There’s a smith on instagram who does these lovely scandinavian-style carving knives; it inspired me to try my own hand at a few.
The grind is called variously a flat grind, or a “scandi” grind (short for “scandinavian” I suppose) – it’s actually a very simple grind that depends on a precise angle and letting the thickness of the blade do the rest.
Matt White’s page is [instagram] and his work is simple, fine, and elegant. He’s working this design because he’s searching for constant refinement of his process, so he can achieve excellence and make his clients happy. I doubt he’d mind if I post a shot he already posted of some of his blades. And I totally won’t blame you at all if you say “his are so much better than yours, Marcus.” Because that’s kind of the point of this posting.

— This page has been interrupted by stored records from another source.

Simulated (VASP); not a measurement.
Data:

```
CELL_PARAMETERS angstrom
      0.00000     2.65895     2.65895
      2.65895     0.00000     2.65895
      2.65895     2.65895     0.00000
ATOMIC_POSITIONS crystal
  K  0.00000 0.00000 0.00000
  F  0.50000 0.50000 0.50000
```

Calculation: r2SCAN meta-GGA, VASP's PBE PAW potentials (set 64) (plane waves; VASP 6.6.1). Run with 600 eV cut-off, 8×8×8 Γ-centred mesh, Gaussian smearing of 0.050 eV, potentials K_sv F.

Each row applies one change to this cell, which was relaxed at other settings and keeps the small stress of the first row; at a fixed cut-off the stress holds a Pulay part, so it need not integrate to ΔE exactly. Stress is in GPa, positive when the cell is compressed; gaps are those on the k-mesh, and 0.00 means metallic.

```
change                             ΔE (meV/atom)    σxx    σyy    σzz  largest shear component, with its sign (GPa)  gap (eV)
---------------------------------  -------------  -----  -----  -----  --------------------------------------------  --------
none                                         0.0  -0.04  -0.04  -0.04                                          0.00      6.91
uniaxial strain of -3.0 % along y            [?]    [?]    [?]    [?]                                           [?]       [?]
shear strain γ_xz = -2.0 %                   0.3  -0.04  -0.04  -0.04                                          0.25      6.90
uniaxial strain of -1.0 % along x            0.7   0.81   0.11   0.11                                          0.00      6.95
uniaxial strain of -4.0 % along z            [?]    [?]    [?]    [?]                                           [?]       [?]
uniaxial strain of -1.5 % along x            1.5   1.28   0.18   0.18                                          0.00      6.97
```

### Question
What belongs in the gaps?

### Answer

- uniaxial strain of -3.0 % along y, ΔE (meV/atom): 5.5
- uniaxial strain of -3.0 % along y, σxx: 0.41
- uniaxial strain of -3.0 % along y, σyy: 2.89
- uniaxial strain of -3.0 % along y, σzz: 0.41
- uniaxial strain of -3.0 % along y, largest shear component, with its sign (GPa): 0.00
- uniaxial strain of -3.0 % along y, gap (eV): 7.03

He has a unique and striking form of scabbard that he makes, too. Go check his work out (it’s also pretty affordable!) I would bet that those would just fine for purposes other than carving; you could cut steak, shank congressmen, or open letters with one.
Anyway, I’ve done several slojd-style mini-blades since I stumbled across his work, though I’ve added my own interpretation because I’m not fond of scandi-grinds. That grind produces a thin tip that is good for carving but it also wants to snap off under stress. I prefer to grind so the grind-line follows the edge not the back, which results in a sort of a mini-katana grind; essentially the blade is an O-kissaki (long-tip) with no blade body.
Another thing I have been experimenting with is taking wire rope damascus once it’s welded up and smashing it down vertically instead of drawing it out horizontally. In the horizontal draw, you see the outlines of the sides of the wires – in the vertical draw you get the outlines of the wire ends. It’s pretty cool-looking. But, let me tell you: smashing a hydraulic press down onto a piece of damascus you made is stressful – you really want your welds to hold or the whole thing might split into chunks of unusable stuff. So, it’s a good way of testing your welds.
It’s also a good way of testing your handles, because you’re not using very much wood. That’s a cut-off scrap of ebony on the bolster, and a cut-off scrap of 7000 year-old bog oak on the handle. This is also an exercise because there isn’t much wood comprising the handle; you have to be careful not to grind down through the wood and hit the epoxy-filled hole where the tang is. After I did the coffin-handled cooking knife for Gary, I decided that I liked the big planes of wood and I’d explore doing a few angular handles. Angular handles are hard because, even though you’re working on a belt sander with a flat platen, you have to keep those surfaces where you want them and keep them steady because the slightest bit off is very obvious. Our eyes are more forgiving of curves.
That’s a pretty skinny-looking tang, isn’t it? And the blade might look fragile. It’s not. Steel is really, really strong. I made a test blade like the one above, tempered it, and hammered it through a 2×4 with my forging hammer. It took two strikes and I pulled it out and it was just fine in spite of the fact I had just given the thin-looking tang a great big whacking.
I’ve done another experiment in this line, and another eye-gouger for Jazzlet, both from vertical-forged cable. I’ll post those eventually. Usually I wait until a blade has gotten to its long-time home before I post pictures because I hope it’s a pleasant surprise for them. (Although years ago I sent someone a knife, unannounced, and they jammed their hand into the box and discovered it had come a bit unwrapped. Now, I wrap everything in heavy felt, which is pretty tear-resistant. If you ever get a box from me and there something wrapped in felt in it, open it carefully!)